Håkan Alm spearheads the economic-IT academic combo

Swedish expat in Thailand, Mr Håkan Alm has refocused and returned to the academic world. From IT service provider for the international businesses community and beyond, primarily in Bangkok, for many years including the role as Scandinavian Airlines Systems’ go-to guy in Asia when it came to any IT needs and troubleshooting, he suddenly decided on a game-changer in his career, which today seems to have been forward-thinking.

Because disruption and digitalisation are now changing all sectors significantly, turning old businesses upside down and prompting a strong need to cater for both IT skills and business knowledge.

IT was in 2007 that Håkan took the decision to, albeit late, return to the academic world to further his studies, with the aim of eventually becoming a professor.

“I first registered at Linköping University and then defended my thesis at AIT, Asian Institute of Technology, in Bangkok. Around 2008 I started working part-time as teacher. And since 2013 I’m full time lecturer at University of Borås in Sweden and also responsible for a programme called Business Informatics,” tells Håkan and adds: “Sometimes I name it as Business and IT programme, where they study 50/50 IT and economics courses the first two years and then choose for the third what they want to focus more on, leading to either a Bachelor in Computer Science or a Bachelor in Business.
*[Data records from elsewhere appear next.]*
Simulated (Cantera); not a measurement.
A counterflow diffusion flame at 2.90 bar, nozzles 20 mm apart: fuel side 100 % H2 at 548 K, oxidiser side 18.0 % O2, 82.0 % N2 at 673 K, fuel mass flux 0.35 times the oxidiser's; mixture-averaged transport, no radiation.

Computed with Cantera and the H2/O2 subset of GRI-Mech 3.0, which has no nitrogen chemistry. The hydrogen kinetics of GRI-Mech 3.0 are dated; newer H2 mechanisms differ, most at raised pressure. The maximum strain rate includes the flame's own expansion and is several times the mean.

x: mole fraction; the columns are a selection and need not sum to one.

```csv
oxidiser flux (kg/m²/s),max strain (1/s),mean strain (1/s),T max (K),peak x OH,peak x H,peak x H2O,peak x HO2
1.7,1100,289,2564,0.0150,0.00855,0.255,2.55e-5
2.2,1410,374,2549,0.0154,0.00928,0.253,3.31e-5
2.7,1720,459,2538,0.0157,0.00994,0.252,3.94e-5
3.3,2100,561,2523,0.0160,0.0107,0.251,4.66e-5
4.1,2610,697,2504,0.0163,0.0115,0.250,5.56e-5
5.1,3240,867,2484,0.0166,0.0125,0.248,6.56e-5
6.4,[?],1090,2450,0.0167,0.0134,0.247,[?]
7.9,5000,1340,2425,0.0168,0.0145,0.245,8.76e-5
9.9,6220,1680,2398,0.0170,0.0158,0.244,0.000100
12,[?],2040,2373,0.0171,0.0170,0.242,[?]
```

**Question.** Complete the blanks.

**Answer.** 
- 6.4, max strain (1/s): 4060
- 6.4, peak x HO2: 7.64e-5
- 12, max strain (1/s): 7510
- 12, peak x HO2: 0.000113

“I’m pretty senior in the IT business and consultancy world, and relatively junior in the academic world, as I got my Doctor’s Degree as late as in 2014.”

Aside from teaching and some smaller administrative assignments Doctor Alm is today part of a research group called SIIR, Swedish Institute for Innovative Retailing. “We are among other things looking at consumer behaviour, and various forms of technology use to come up with more interesting offline and online shopping experiences. We don’t believe that bricks and mortar shopping will disappear, but that they must develop and become more interesting to survive as that segment evolve. When taking a purchase decision today one does not just enter a shop and buy something. One probably has done some online research first, maybe used a price comparison tool, maybe even taken a photo of the item and published it on social media too see what the friends think. And then, if the feedback is good, one might buy it.”

“Another part is the mobile payment systems and using big data; all companies have enormous amounts of data, but most businesses, including even the largest ones that should be clever, do not really know what to do with all the data. And what we do is to build ways and algorithms to manage data in an effective way.”

Håkan is now able to combine his experience from running a business with academic research – and coming up with commercially viable solutions. And for him this is only natural: “I have a background working as an IT and business consultant for many years and for me when I entered the academic world, I was an industrial doctor candidate, meaning that much of my financing came from my business. And, also now my research is very close to the business world. But one part is of course to publish at scientific conferences and in journals etc. That is needed to, step by step, become a full professor.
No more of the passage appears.